Are You Fit For Successful Relationships?

Dr. Manganiello ©—All Rights Reserved

Relationships are a very important part of our lives. We might ask ourselves an important question before we dive into a relationship: Am I and the other person “relationship fit”? With other words: Are we capable of building a successful relationship?

Although relationships are complicated, what makes them work well is simple: the capacity to give and receive love and friendship. This capacity isn’t wired into our lives automatically; we have to develop it. And the friendship part is especially important for long-term committed relationships, including marriage.

Feelings of passionate “romantic love” are not enough to make a relationship work. Romantic love has a short season. As the famed philosopher Nietzsche wisely noted: “The best friend is likely to acquire the best wife or husband, because a good marriage is based on the talent for friendship.”

Two people who live at the surface of life from conditioned patterns and programs are not “relationship fit” and they will inevitably have trouble keeping love and friendship alive in their relationship.

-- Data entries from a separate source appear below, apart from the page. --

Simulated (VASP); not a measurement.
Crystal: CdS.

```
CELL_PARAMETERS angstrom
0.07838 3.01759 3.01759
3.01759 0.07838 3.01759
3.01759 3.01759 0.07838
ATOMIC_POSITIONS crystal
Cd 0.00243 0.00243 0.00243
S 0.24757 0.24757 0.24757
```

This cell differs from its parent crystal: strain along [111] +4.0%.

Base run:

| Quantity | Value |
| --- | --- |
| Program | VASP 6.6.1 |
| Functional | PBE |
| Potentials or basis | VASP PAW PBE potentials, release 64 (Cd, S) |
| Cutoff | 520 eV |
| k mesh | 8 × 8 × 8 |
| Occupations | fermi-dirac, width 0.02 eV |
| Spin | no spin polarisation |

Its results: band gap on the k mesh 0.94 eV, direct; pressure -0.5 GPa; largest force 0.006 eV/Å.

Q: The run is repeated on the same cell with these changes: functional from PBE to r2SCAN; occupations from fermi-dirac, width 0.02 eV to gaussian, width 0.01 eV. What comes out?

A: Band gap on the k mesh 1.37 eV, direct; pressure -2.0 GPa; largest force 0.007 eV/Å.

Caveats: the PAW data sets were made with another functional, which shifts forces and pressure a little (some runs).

Their relationship will become like a radio station that just won’t tune properly any longer, a station filled with static and interference. All the static and interference results from two basic things that block love and friendship. Let’s consider them together.

1.) If we’re identified with our conditioned self-image, it will shape what we think and feel about our partner and how we “react” to him or her. Without realizing it, we’ll be stuck in fixed and narrow views, often inaccurate, that will interfere with an ongoing exchange of deep love and friendship with a spouse or life partner.

2.) If we are not conscious of our past wounds, especially those anchored in our family dynamics, they will leak into our relationship as projections. Projections cause confusion and damage, and they can do a job on love and friendship. Projections are always unconscious and so especially dangerous, because we’re convinced what we are seeing in our partner is accurate, but it isn’t. Our job is to work on ourselves to become aware of our projection-making tendencies. With awareness we can “reclaim” our projections and begin to see our partner more accurately. Awareness opens the flow of conscious love and friendship.

To become relationship fit, we need self-knowledge and awareness. Without them relationships inevitably turn toward pain and frustration.